Iran Says Journalist Roxana Saberi Will Be Released
WASHINGTON, DC (March 6, 2009) – Press reports in Iran are quoting an Iranian judicial official who says that American-Iranian journalist Roxana Saberi will be released "in the next few days."
Hassan Haddad, the Tehran deputy prosecutor for security matters, told the Iranian Students News Agency the news of Saberi's upcoming release. He said the government has completed their investigation of the journalist, but would not give a date for her release.
Yesterday in Brussels at a meeting of NATO foreign ministers U.S. Secretary of State Hillary Rodham Clinton asked the Iranian government to release Saberi as soon as possible. The only acceptable outcome, Clinton said, was her immediate release from custody.
At that same meeting Clinton made news by saying that Iran was expected to be invited to a high-level conference on Afghanistan that is likely to be held by the end of this month. Her statement follows up on President Barack Obama's comments not long after his inauguration that America has an interest in once again extending a diplomatic hand toward Iran.
The U.S. State Department does not have diplomatic relations with Iran, and have been working with Iranian officials regarding Saberi by communicating through Swiss diplomats. The U.S. broke off relations with Iran in 1980 after militant Iranian students occupied the U.S. Embassy in 1979 and held 52 Americans hostage for 444 days.

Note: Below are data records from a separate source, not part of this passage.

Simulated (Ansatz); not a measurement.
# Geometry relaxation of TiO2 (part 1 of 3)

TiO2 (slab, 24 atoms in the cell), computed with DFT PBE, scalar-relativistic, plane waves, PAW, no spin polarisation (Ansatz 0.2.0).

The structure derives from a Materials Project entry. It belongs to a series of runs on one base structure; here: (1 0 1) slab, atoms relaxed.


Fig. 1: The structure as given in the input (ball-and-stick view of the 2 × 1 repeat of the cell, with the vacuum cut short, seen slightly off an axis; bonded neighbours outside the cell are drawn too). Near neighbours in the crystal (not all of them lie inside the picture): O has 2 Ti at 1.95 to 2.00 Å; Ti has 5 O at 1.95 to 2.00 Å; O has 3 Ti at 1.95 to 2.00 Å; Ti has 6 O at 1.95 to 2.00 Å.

Saberi's father, Reza, in North Dakota said that he first heard today's news when NPR called him and told him about the Web news report from Iran. He said then he read it for himself in Farsi on the Iranian Student News Agency's Web site. His daughter has been reporting for NPR and the BBC during the last six years she's been in Iran.
In 2004 Saberi was a keynote speaker at NPPA's Women In Photojournalism Conference and spoke about her one-woman coverage of news in Iran. Saberi once worked at a television station in Fargo before going on to Iran where she's been working as a journalist while also taking graduate studies.
Earlier in the week Iranian officials said that Saberi has been "engaging in illegal activities" because she has continued to work as a journalist in the country after Iran revoked her press credentials in 2006. They said she was being held on a warrant that was issued by Iran's Revolutionary Court, the nation's judicial body charged with handling state security. Saberi has dual citizenship in Iran and America, and was born in the U.S., and human rights groups say Evin prison is where political prisoners are usually taken.
The notorious Evin prison north of Tehran is where Iranian-Canadian photojournalist Zahra Kazemi died in custody after she was arrested while photographing the relatives of detainees outside the jail. Kazemi died of head injuries sustained while in police custody, a cause of death confirmed by Iranian authorities and yet no one has been charged with any wrongdoing in connection with her death.
When Saberi was a keynote speaker at NPPA's Women In Photojournalism Conference in 2004 her topic was "Photojournalist, Reporter, One Woman Covering It All In Iran."
Saberi is a former Miss Dakota and she was also named "Miss Scholar" in the Miss America pageant in 1997. She is a graduate of Concordia College in Moorhead, MN, the Northwestern University Medill School of Journalism in Evanston, IL, and Cambridge University in Britain.
When Saberi worked in television in North Dakota, NPPA's Mel Stone, retired from KVLY-TV, was her mentor. She also worked as a videojournalist for Belo-Time Warner News 24 in Houston, TX, and Anglia Television in Norwich, England. Saberi was a business intern the Springfield News Leader in Missouri in 1999, a staff writer at the National Journal in Washington, DC, in 1999, and the Washington correspondent for WDAY-TV and WHO-AM radio as well. In 1998 she was a reporter for the Illinois Times and the Illinois Southtown and Daily Herald.